The fiasco in the Papua New Guinea Parliament reported this week in the media can only be summarised as an excercise of self-preservation by a Government who has lost control in upholding and maintaining the intergrity of the House of Parliament. Shame to the Speaker of Parilament Jeffery Nape and to Sir Michael Somare and his government! Below is what The Post Courier Editorial has reported [ PNG Post Courier. ]
Shameless Exercise in Self-Preservation!
It was a shameless exercise in self-preservation.
If the Government truly had the numbers, they would have let the Opposition motion of no-confidence be accepted and put to the ultimate test.
There is no visible excuse for the episode that enraged the Opposition members and many of the people in the public gallery.

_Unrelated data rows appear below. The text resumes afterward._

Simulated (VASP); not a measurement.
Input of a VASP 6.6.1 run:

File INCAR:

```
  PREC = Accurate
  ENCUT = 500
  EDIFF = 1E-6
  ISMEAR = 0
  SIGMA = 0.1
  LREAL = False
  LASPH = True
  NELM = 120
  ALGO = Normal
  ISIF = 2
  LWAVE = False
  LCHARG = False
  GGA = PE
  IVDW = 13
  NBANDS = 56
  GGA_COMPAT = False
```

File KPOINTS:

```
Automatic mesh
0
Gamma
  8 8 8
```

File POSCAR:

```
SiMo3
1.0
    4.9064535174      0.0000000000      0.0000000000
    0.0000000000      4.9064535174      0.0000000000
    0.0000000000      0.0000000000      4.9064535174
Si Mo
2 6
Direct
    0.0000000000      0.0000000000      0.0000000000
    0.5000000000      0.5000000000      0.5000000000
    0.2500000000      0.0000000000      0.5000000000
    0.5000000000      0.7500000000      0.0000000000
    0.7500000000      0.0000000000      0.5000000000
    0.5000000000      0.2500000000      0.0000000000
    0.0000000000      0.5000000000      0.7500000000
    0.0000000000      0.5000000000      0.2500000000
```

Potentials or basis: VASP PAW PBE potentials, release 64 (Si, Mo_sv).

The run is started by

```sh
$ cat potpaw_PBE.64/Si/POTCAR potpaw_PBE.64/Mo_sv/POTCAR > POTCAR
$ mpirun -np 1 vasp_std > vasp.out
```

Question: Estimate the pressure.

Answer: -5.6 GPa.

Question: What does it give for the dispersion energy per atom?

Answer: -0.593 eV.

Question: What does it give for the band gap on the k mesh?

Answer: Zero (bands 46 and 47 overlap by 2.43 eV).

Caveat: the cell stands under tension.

It remains to be seen how the rest of Papua New Guinea takes the enforced holiday.
We would not be surprised if there is a major groundswell of resentment and disgust at what went on in the Haus Tambaran of the Waigani swamps.
The Government knew what was coming and did all it could to prevent it getting to the starting post, let alone letting the race be run.
People on both sides of politics are questioning the role of the office of the Speaker in this shambles of democratic practice.
The King of Morata is quoted accurately in yesterday’s report by our reporter, at first denying the motion of no-confidence had been accepted by his office, then conceding it had been.
There was considerable talk in the power circles of Waigani yesterday about the to and fro of key brokers to negotiate the “acceptance’’ of the motion. Some of that talk was rather negative and cast a dim light on the democratic process.
Now we are faced with the prospect of a further four months without the opportunity for our 109 elected members of having some say in the running of the country.
Academic Dr Ray Anere believes the whole exercise in adjourning Parliament and refusing to take heed of the motion is a flaunting of the Constitution.
There is a little matter of the Constitution insisting on a minimum of 63 sitting days in a year. This matter has previously been the subject of court interpretation.
Opinion is that Parliament has only sat for 41 days and will find it hard to squeeze in another 22 days before the end of the 12 months to satisfy the lawyers.
In the meantime, the Government of Waigani will continue to rule by virtue of the “kitchen cabinet’’ of a handful of powerful ministers and have their way with important affairs of state, like the ExxonMobil liquefied gas project.
Shame on them and pity the people of PNG!